Chandan Kumar Jha recieved his B.Tech Degree from National Institute of Technology Meghalaya, Shillong, India in 2015. He is currently a PhD student in Electrical Engineering at Indian Institute of Technology Gandhinagar, India. His research interest include approximate circuits, approximate architectures and energy efficient systems design. He was the recipient of Merit Scholarship during his B.Tech. He was the recipient of Visvesvaraya PhD Fellowship from 2015 to 2019. He is currently an Intel PhD fellow from 2019 onwards.



Shreyas Singh received his B.Tech. Degree in Computer Science and Engineering from the Indian Institute of Technology, Gandhinagar, India in 2020. He will be pursuing a Ph.D. in Computer Science at the University of Utah in the United States of America. His research interest includes using approximate hardware and other emerging technologies for improving the computing stack.



**Riddhi Thakker** received her B.Tech Degree in Information and Communication Technology from Dhirubhai Ambani Institute of Information and Communication Technology, Gandhinagar, Gujarat in 2020. She is currently working as an Applications Engineer in Oracle India. Her research interest includes approximate computing, parallelization using GPU, speech processing and machine learning.



Manu Awasthi is an Associate Professor at Ashoka University, India. He received his BTech degree from the Indian Institute of Technology, Varanasi, India, and the PhD degree in computer science from the University of Utah. His research interests are performance evaluation, memory and storage architectures, and characterization of datacenter applications.

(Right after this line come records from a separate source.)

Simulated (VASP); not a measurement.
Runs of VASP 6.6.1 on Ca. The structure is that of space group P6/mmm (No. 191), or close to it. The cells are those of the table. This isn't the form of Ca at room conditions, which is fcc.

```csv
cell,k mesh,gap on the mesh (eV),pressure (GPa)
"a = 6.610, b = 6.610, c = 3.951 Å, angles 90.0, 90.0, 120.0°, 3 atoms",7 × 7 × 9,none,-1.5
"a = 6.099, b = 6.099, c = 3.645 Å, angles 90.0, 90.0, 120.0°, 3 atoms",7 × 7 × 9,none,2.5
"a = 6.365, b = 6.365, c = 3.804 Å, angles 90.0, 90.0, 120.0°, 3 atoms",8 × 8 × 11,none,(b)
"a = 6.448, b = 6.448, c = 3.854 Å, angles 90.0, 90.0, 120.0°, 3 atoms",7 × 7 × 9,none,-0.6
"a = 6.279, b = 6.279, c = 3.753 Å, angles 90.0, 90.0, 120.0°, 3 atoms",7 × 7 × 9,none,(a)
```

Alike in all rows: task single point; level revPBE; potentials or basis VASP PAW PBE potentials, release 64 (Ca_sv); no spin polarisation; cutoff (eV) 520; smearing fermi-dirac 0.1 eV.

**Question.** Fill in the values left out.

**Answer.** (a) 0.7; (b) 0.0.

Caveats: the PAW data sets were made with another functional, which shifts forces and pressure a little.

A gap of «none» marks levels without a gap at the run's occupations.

**Joycee Mekie** is an Assistant Professor at the Electrical Engineering Department, IIT Gandhinagar. She received her bachelor's and master's degrees in electrical engineering from the M. S. University of Baroda in 1997 and 1999, respectively, and the Ph.D. degree in electrical engineering from IIT Bombay in 2009. Her research interests include approximate computing, circuits for space applications, asynchronous systems. She has served as the reviewer for several journals, including IEEE TCAS I, IEEE TCAS II AND IEEE TCAD.